Lloyd’s of London lawyers announced in court that under a Stanford company policy, they’ve paid out $4.2 million to some criminal defense lawyers for work done before the August guilty plea of the Stanford company’s chief financial officer, James Davis.
The Lloyd’s lawyers said they won’t pay further for the criminal defense of Stanford or those accused with him because Davis said they conspired with him. They said that the insurance contract said Lloyd’s could stop payment if it determined money laundering was committed. Though Davis didn’t plead guilty to money laundering, Lloyd’s contends the terms of the policy were violated.
Dan Cogdell, lawyer for the former Stanford chief investment officer, Laura Holt, disputed that position.
“It’s a bad faith denial of coverage,” he said.
Stanford, Holt and others are accused of cheating investors who bought certificates of deposit issued by Stanford International Bank, on the Caribbean island of Antigua, and sold through companies affiliated with Houston-based Stanford Financial Group.
Stanford, a native Texan who founded Stanford Financial Group and is the only one of the defendants in the case who is behind bars while awaiting trial, faces 21 counts of conspiracy, fraud, bribery and obstruction of justice.
Lawyers for Stanford and other defendants asked U.S. District Judge David Hittner to order Lloyd’s to pay on its policy, possibly unprecedented in a criminal case.
“We’re in uncharted water,” Hittner said, asking lawyers on both sides to submit briefs on the issue.
Hittner observed that the insurance lawyers’ position would mean taxpayers have to pay for legal representation of Stanford and his codefendants.
The payment of the criminal defense lawyers has been an ongoing issue. When the Securities and Exchange Commission filed a civil fraud suit last February in Dallas, it froze all the company assets and the personal assets of Allen Stanford and Holt.
Holt filed a separate lawsuit against Lloyd’s in Houston federal court Tuesday, saying it was denying her coverage in bad faith. It’s unclear whether Hittner will hear that case.
Also discussed Tuesday, but left undecided, is whether a receiver appointed by the Dallas court in the SEC case should be allowed to force criminal defense lawyers to hand over information they obtain while conducting their defense investigations.
Kent Schaffer, Stanford’s lawyer, argued that the receiver’s demands could violate defendants’ constitutional rights and interfere with attorney-client privilege.
On that and the insurance issue, prosecutor Gregg Costa asked the judge to consider moving the case along as quickly as possible, especially since Stanford is imprisoned.
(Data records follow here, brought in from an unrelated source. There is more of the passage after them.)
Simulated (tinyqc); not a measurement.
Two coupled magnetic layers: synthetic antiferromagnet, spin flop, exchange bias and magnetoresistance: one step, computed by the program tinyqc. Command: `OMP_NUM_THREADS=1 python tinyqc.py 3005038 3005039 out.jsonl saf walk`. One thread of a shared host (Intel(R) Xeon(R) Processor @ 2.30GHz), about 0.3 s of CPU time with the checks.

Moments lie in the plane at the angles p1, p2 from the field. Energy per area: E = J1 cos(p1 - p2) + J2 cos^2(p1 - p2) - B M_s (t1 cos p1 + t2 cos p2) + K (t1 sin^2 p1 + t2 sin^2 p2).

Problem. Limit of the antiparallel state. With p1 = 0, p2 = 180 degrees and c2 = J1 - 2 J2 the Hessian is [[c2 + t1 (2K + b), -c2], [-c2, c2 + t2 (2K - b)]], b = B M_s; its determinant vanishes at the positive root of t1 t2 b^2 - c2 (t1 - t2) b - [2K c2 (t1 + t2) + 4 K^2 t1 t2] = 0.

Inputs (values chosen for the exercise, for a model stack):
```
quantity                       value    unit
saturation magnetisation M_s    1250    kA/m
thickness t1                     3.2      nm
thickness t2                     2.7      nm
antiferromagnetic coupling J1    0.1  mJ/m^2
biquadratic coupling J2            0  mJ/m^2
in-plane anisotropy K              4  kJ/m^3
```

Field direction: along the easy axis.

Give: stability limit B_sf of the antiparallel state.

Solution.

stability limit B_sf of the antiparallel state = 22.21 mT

Stanford, who has had two surgeries since he went to jail in late June and has dropped more than 35 pounds, was unshaven and gaunt.
Concern on health
He leaned his head down so much at the beginning of the hearing that Hittner asked his lawyers to check on him and admonished that if Stanford is not well enough to attend court, he should stay in the detention center downtown.
Stanford perked up during a break, engaging in animated conversation with two U.S. marshals.